I should have been scared of the effect holding everything in was having on me. Physically, emotionally and spiritually. I should have noticed the elephant represented the next chapter of my life and the longer I continued to ignore it, the worse I felt.
It sits there quietly, right smack dab in the middle of the room. It's huge. Its eyes plead with us to acknowledge it and set it free. Massive shoulders hold everything on them, sagging under the pressure. Yet, everyone side steps it, skirts around it, and ignores its presence without so much as a glance. Occasionally, it will rumble, stomp and try its damnedest to make us pay attention. We might, momentarily. We may think about addressing it. Only to stop as the words dangle from our tongue. Quickly throwing something pretty over it, gloss of some kind, so that we may continue on pretending it’s not real. But, inside, we all know it’s there, we feel it hovering, its silent pleas echoing in our minds.
There is a 14,000 pound elephant in the room and no one wants to talk about it.

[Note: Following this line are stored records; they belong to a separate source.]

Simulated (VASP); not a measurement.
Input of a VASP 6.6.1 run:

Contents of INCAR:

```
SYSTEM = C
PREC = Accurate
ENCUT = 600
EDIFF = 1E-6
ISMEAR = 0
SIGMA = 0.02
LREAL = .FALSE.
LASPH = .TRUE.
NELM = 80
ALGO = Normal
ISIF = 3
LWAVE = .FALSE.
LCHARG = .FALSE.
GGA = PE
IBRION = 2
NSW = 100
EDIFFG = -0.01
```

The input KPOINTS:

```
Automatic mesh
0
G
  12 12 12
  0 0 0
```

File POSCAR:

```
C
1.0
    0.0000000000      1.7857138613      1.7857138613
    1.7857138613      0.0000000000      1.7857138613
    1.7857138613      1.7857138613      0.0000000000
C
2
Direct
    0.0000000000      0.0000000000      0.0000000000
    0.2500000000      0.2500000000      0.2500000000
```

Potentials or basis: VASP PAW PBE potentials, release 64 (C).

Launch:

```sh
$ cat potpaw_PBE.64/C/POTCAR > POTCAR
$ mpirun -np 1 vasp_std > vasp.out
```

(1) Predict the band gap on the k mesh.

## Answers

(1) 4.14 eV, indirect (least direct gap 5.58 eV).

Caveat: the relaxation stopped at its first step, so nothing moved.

Well, we may want to talk about it. Bring it out into the light and deal with it once and for all. But something always seems to hold us back. Speaking about it will make it real. It will solidify the knowledge that there is something wrong. No one wants to admit the elephant in the room is there. Bringing what the elephant represents to light could wreak havoc and incredible destruction, leaving pieces of your world scattered. But, ignoring it does far more damage. If something is broken, if something needs to be addressed and dealt with, and isn't, it becomes bigger than you and takes over your world. It controls your emotions, your happiness and your entire life. Because it's there. Always there. Taunting you. Taking far more energy to ignore and pretend it isn't sitting in the corner of every facet of your life, than it would to confront it once and for all, and then, begin the healing process or figuring out what comes next.
Ignoring something in hopes that it will go away - never works.
In fact, ignoring it makes it worse. You go around and around it inside your mind, possibly making it much bigger than reality in the process, and end up making yourself crazy with worry. Words dying to be spoken out loud, in your truth, clamoring in your mind, begging for release, add to the tension that surrounds you. You withdraw even further, lost in your thoughts about what needs to be addressed.
Reactive instead of proactive.
Your silence buys you nothing but more time. Time to worry. Time to be sad. Time to berate yourself for not speaking your truths about something that is impacting everyone. The elephant sits there. Everyone feels it. Everyone knows about it. Everyone has something to say about it. But, alas, no one does.
So, the pressure builds and builds, becoming unbearable. Your heart hurts, your head aches and the negative builds inside your soul. You become angry; at yourself, the situation, the fact that no one wants to bring the elephant out into the light. Keeping up appearances that everything is fine, nothing is broken and living that lie - an exhausting charade. A damaging charade. Because you know the longer it goes on, the more entrenched that elephant gets, the harder it will be to release it.
Then, all of a sudden, something small creeps in. Tiny. A mouse that terrifies the elephant into bursting out into the open, giving no one time to prepare. Something trivial, meaningless, that all of a sudden has huge implications. Because it forced everyone to see what they had been avoiding all along. The truth. The inevitable truth and the reality that came along with it. Instead of approaching the elephant cautiously, slowly, step by step, the pressure you have allowed to build up over time reaches the boiling point and this small trivial thing that never would have bothered you in the past, causes you to blow up and expose the elephant in a far less productive way.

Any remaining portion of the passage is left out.